One might expect a supposed advocate for the developing world like Obama to celebrate these trends, but he doesn’t. Why not? Recall his father’s rejection of the consumer capitalism that Jomo Kenyatta wanted for Kenya. The Kenyatta model is the forerunner of the global capitalism of today, in which the whole world becomes a single interconnected market. Barack Obama Sr. rejected the Kenyatta model in favor of African socialism. He wanted Kenya, and more broadly Africa, to control its own economic destiny through state supervision and regulation. For him, submitting to economic interdependence was another form of neocolonialism—a prospect to be feared and avoided. President Obama has adopted his father’s model, and consequently, as his own writings and speeches confirm, he views global, entrepreneurial capitalism and free trade as a threat and an embarrassment.
Obama would be even more chagrined if he knew that the legacy of colonialism itself is now being reconsidered in several developing nations. India is a perfect example. The Indians are super-excited about their turbo-charged economy; one Indian entrepreneur was quoted saying that the technological revolution in India would realize Gandhi’s dream of wiping a tear from every Indian face. But how have the Indians managed to do so well in the global economy? Well, one reason is that so many of them speak English. Another is that the Indians have a very good education system that places a high emphasis on mathematics and science. A third is that India has a system of laws, contracts, and property rights. When you ask the simple question, “How did the Indians get all these things?” the unavoidable answer is, “Colonialism.”

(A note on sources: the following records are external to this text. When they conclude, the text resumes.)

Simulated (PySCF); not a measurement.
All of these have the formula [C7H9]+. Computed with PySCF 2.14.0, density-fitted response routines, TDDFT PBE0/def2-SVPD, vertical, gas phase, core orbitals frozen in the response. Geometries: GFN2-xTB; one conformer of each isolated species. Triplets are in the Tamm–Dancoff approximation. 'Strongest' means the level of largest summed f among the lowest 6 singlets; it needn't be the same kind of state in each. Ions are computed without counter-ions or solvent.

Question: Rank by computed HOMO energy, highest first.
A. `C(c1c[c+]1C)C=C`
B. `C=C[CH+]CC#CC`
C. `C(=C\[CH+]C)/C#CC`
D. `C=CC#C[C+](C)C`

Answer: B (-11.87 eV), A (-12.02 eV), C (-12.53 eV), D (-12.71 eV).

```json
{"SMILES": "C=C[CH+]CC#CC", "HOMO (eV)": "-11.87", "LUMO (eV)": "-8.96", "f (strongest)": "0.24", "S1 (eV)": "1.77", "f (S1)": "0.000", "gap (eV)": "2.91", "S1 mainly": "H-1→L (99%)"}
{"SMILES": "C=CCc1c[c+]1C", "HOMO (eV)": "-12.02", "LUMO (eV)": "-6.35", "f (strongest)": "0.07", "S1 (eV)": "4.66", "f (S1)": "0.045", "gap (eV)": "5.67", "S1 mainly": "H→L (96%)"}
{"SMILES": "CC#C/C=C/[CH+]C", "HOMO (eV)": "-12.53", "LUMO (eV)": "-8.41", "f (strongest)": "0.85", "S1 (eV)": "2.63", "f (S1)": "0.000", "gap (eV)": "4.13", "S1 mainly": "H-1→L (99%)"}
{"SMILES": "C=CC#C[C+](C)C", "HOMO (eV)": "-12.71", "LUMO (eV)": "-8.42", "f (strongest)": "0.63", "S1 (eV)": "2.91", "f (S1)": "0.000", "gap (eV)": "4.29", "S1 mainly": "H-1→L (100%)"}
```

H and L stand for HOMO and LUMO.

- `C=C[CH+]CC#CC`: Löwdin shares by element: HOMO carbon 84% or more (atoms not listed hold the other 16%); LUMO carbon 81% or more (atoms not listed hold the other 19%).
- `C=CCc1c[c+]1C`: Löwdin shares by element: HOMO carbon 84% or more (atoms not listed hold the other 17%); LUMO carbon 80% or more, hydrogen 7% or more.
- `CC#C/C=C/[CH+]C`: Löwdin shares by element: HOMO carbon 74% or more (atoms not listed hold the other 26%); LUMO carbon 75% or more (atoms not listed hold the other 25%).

No one is suggesting that the British came to India to provide the Indians with a universal language or scientific education or anything like that. The British, like previous conquerors before them, came to rule for their own benefit. In order to administer the empire, however, the British had to educate a native class of Indians. This required teaching them English. Education exposed the Indians to new ideas that were largely alien in traditional Indian culture: democracy, rule of law, human rights, self-determination, individualism, and so on. Ultimately the Indians learned the very language of political liberation from their captors. Several of the leaders of Indian independence were educated in Britain, including Gandhi and India’s first prime minister, Nehru.
Remarkably this development was predicted by Lord Thomas Babington Macaulay in the nineteenth century. In his famous Minute on Education, Macaulay said the English sought to create an English-speaking native middle class “who may be interpreters between us and the millions whom we govern; a class of persons, Indian in blood and color, but English in taste, in opinions, in morals and in intellect.” Macaulay foresaw that over time this group would challenge and replace their rulers. In 1833, Macaulay told the British parliament, “It may be that the public mind of India may expand under our system until it has outgrown that system, that by good government we may educate our subjects into a capacity for better government; that, having become instructed in European knowledge, they may in some future age demand European institutions. Whether such a day will ever come I know not. But never will I attempt to avert or retard it. Whenever it comes, it will be the proudest day in English history.”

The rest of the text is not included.